In Balmy Europe, Feverish Choruses of 'Let It Snow'

A hiker in the Alps near Stels, Switzerland, passes a small lake, uncharacteristically without ice, while the mountains are free of snow.
A hiker in the Alps near Stels, Switzerland, passes a small lake, uncharacteristically without ice, while the mountains are free of snow. (By Arno Balzarini -- Keystone Via Associated Press)
By Peter Finn
Washington Post Foreign Service
Wednesday, December 20, 2006

MOSCOW, Dec. 19 -- Scattered flurries teased Moscow on Tuesday afternoon with the promise of a real winter, the birthright of a city whose people take pride in trudging through snow and in ice fishing and cross-country skiing in white countryside beyond the outer beltway.

The winter of 2006 has yet to arrive, however, and Muscovites are deeply discombobulated. "I want snow. I want the New Year's feeling," said Viktoria Makhovskaya, a street vendor who sells gloves and mittens. "This is a disgusting winter. I don't like it at all."

Moscow is not alone in the unexpected warmth -- it stretches across the continent.

Preliminary data from the Met Office, Britain's national weather service, and the University of East Anglia indicate that 2006 has been the warmest year in Britain since record-keeping concerning weather conditions began in central England in 1659.

Trees are sprouting leaves in Switzerland. And low-altitude ski resorts across the Alps look more like springtime meadows. "We are currently experiencing the warmest period in the Alpine region in 1,300 years," Reinhard Boehm, a climatologist at Austria's Central Institute for Meteorology and Geodynamics, told the Associated Press in Vienna.

Boehm was one of the authors of a European Union-funded climate study that found similar warming periods in the 10th and 12th centuries. But, he said, it's warmer now, and "it will undoubtedly get warmer in the future."

The Paris-based Organization for Economic Cooperation and Development warns in a report this month "that climate change poses serious risks to the snow reliability of Alpine ski areas, and consequently to the regional economies that depend upon winter tourism."

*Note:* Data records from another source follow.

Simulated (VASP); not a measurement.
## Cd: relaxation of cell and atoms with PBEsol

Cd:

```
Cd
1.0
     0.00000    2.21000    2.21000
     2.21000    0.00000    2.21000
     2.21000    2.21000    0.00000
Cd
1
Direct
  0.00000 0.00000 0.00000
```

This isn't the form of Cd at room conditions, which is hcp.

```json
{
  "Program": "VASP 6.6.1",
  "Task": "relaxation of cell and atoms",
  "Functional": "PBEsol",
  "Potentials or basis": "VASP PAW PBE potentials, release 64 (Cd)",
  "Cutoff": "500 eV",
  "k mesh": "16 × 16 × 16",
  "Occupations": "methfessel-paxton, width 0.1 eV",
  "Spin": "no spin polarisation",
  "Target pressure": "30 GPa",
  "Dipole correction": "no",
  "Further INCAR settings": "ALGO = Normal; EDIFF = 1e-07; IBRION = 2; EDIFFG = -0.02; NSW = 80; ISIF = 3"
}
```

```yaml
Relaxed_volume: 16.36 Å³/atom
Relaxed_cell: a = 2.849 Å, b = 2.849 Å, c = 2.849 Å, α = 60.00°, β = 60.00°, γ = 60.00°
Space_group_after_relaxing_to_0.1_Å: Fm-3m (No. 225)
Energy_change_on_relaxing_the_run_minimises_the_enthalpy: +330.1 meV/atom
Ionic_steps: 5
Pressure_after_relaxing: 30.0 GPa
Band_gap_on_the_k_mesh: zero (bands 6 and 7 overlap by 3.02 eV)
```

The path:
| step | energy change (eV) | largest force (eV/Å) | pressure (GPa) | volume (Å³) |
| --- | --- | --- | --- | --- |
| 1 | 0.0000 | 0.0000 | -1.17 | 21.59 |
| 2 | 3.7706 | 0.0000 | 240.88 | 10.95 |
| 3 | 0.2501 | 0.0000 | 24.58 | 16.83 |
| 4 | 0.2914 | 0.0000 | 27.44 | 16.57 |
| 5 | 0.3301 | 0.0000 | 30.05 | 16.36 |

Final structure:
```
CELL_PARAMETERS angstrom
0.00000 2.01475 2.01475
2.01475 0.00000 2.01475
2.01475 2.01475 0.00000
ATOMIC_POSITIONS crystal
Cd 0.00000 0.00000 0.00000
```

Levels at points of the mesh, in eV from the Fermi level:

Up to 80 million people visit Alpine resorts each year, and they are a key contributor to the local economies, the report says.

"The Alps are particularly sensitive to climate change and recent warming there has been roughly three times the global average," the report says. On average, 90 percent of 666 medium to large Alpine ski areas now have adequate snow cover for at least 100 days a year. The remaining 10 percent are already operating under marginal conditions.

A rise in average temperature of 1 degree Celsius (about 1.8 degrees Fahrenheit) could reduce the number of what the report calls "snow-reliable" ski areas to about 500. A rise of 2 degrees Celsius (3.6 degrees Fahrenheit) would cut that number to 400.

The Washington area has logged record high temperatures recently as well, which meteorologists attribute to atmospheric and oceanic disruptions in the tropical Pacific Ocean known as El Niño.

In Moscow, the streets have been stubbornly dry and gray in recent weeks. Parks, fields and forests are carpeted in alien hues of green and sprouting mushrooms. At the Moscow Zoo, the brown bears are awake and moody. And some birds, according to zoo spokeswoman Elena Mendosa, "are making love in ponds because they apparently believe spring has come."